Many friends have joined me on the road to Chelm. I want to thank all the colleagues at the University of North Carolina at Chapel Hill who, since 2008, have made my professional life so agreeable and rewarding and who have given this project every possible encouragement. These include, in the Department of Germanic and Slavic Languages and Literatures, Eric Downing, Jonathan Hess, Clayton Koelb, Richard Langston, Radislav Lapushin, Priscilla Layne, Eleonora Magomedova, Hana Pichova, Inga Pollmann, Paul Roberge, Stanislav Shvabrin, Gabriel Trop, Ewa Wampuszyc, Christina Wegel, former colleagues Christopher Putney, Peter Sherwood, and Kathryn Starkey, and administrative manager Valerie Bernhardt; and, at UNC’s Carolina Center for Jewish Studies, Yaakov Ariel, Karen Auerbach, Gabrielle Berlinger, Flora Cassen, Danielle Christmas, Marcie Cohen Ferris, Andrea Cooper, Maria DeGuzman, Michael Figueroa, Jeanne Fischer, Gregory Flaxman, Jonathan Hess, Joseph Lam, David Lambert, Jodi Magness, Evyatar Marienberg, Rosa Perelmuter, Yaron Shemer, Hanna Sprintzik, and Martin Sueldo, former faculty members Jonathan Boyarin and Christopher Browning, and communications director Karen Gajewski. Jonathan Hess, with his dual commitment to the Department of Germanic and Slavic Languages and Literatures and the Center for Jewish Studies, has been the best guide and role model possible.
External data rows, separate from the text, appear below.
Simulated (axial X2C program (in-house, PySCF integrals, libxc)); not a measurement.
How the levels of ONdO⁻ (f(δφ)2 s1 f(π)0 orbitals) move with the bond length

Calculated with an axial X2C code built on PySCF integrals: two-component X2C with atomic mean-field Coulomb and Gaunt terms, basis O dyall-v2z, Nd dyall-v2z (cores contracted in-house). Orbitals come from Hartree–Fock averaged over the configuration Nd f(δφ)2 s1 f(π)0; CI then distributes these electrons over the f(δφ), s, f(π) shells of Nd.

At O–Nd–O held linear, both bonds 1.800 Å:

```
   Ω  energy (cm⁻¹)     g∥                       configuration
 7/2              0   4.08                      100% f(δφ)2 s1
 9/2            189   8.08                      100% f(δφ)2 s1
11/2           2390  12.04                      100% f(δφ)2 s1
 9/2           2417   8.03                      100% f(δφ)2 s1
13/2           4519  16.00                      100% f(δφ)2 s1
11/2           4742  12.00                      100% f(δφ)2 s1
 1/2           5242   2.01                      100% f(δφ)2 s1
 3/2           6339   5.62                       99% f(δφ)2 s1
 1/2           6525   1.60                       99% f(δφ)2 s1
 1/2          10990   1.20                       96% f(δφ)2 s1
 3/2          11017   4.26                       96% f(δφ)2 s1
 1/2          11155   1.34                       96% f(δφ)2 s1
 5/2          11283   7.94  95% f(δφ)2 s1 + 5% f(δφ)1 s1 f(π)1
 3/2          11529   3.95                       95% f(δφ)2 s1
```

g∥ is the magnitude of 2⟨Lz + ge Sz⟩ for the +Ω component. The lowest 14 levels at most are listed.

The North Carolina Jewish Studies Seminar has afforded me the continual stimulus of a wide network of fellow researchers, within the Research Triangle and far beyond, thanks for which are due to its coordinators, Yaakov Ariel, Malachi Hacohen, and Julie Mell. The same is true of UNC’s Program in Medieval and Early Modern Studies, under successive directors Kathryn Starkey, the late Darryl Gless, and Brett Whalen.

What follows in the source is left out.